A former senior-ranking Border Patrol official claimed on Tuesday that the Biden-Harris administration prevented him from releasing “any information” regarding the increase in illegal immigrants with ties to terrorist organizations crossing the southern border. The former official said the Biden-Harris administration was “trying to convince the public there was no threat at the border.”
Former San Diego Border Patrol Sector Chief Agent Aaron Heitke testified about the Biden-Harris administration’s role in the southern border crisis during a Homeland Security Committee hearing on Tuesday, saying, “In San Diego, we had an exponential increase in significant interest aliens (SIA). These are aliens with significant ties to terrorism.”
Heitke claimed that before the Biden-Harris administration, the San Diego border sector only averaged 10 to 15 significant interest alien arrests each year. However, he explained that “once word was out the border was far easier to cross,” the sector had over 100 significant interest alien arrests in 2022, “well over that” in 2023, and “even more than that registered this year.” Heitke also warned that the numbers in his report were “only the ones we caught.”
“At the time, I was told I could not release any information on this increase in SIAs or mention any of the arrests,” Heitke told the Homeland Security Committee. “The administration was trying to convince the public there was no threat at the border.”
Heitke also highlighted the issue of fentanyl smuggling across the southern border. The former Border Patrol official told lawmakers that between 80 and 90 percent of the fentanyl and methamphetamine seizures occur in the San Diego sector.
“With little enforcement at the border, these drugs were coming through en masse,” Heitke said. “During my last year in San Diego, the price for a single pill of fentanyl, for example, went from $10 to 25 cents.”
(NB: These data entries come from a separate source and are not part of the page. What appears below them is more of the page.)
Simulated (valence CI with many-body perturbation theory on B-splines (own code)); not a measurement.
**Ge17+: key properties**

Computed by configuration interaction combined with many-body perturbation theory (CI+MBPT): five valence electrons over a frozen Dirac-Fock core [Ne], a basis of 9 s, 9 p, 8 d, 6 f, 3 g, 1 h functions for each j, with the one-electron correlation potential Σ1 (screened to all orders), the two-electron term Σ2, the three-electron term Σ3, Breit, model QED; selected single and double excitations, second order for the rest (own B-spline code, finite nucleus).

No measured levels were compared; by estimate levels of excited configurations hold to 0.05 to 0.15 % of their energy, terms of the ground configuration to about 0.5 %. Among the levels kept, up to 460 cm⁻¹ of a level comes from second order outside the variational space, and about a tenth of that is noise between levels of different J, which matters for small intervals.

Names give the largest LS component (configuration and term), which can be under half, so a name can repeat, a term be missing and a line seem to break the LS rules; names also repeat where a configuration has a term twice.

The former Border Patrol sector chief told the Homeland Security Committee that under the Biden-Harris administration, his sector was also forced to release “hundreds” of illegal immigrants each day into the United States.
“I had to release illegal aliens by the hundreds each day into communities who could not support them. To quiet the problem, two flights a week were provided from San Diego to Texas,” Heitke said. “These flights simply brought aliens who would have been released in San Diego over to Texas. Each flight cost approximately $150,000. This was the administration’s way to try to quiet the border-wide crisis.”